Remember, if you are using the GPU ram for CPU code or even GPU instructions as well, without any type of limiter for the geometry unit, carelessly drawing a line or rectangle somewhere will erase your code. In under a second, you can erase you entire entire Z80 4mb. (More like 3 seconds to erase all 512mb if you ever get around to re-doing the pixel-writer and optimize it for 128bit access.)
Yes of course - with a little tweaking and careful design, I could have the entire Z80's memory space in the GPU. Does the pixel-writer need re-writing then to be more DDR3-optimised?

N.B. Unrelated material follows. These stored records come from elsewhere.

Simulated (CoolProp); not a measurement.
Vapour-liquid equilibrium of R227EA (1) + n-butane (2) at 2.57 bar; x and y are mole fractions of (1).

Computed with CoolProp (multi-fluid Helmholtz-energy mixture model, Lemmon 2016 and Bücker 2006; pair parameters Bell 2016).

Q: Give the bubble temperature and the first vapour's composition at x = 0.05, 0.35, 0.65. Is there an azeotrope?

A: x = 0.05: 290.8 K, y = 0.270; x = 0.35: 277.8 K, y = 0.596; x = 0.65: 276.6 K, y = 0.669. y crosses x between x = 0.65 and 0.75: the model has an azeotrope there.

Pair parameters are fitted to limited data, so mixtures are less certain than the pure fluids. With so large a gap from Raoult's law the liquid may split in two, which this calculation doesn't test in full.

It's more like the pixel writer need to be changed into a generic blitter copy function, with a few mask and mix functions. It needs to be designed smart so that it can perform multiple tasks during this copy.
I'm thinking the controls will look like this:
------------------------------------------------------------------
copy length (set the number of cycles the copy should run)
copy source data A bits width (8,16,32,64,128)
copy beginning source address A
copy source address A inc/dec step size per copy cycle.
copy source data B bits width (8,16,32,64,128)
copy beginning source address B
copy source address B inc/dec step size per copy cycle.
copy A-B function, only use source A or B/add AB/subtract AB/mult AB/divide AB/float or int/ XOR/and/or/ mask in and mask out levels.
copy destination Y data bits width (8,16,32,64,128)
copy beginning destination Y address
copy destination address inc/dec step size size per copy cycle.
--------------------------------------------------------
With the above, you should have enough to do graphics, blending, sound stereo/mono stream processing as well as volume control and channel mixing at different depths as well as resampling/pitch bending including generic math-co processing, FFT, multidimensional transformations, vector array scaling and a bunch of other things the Z80 has no business of attempting at such a scale.
You would then need to modify the geometry unit's pixel address generator to prepare the list of commands to feed this new generic memory processor to write the pixels, but now you can also drive this section directly by the Z80 to perform other functions.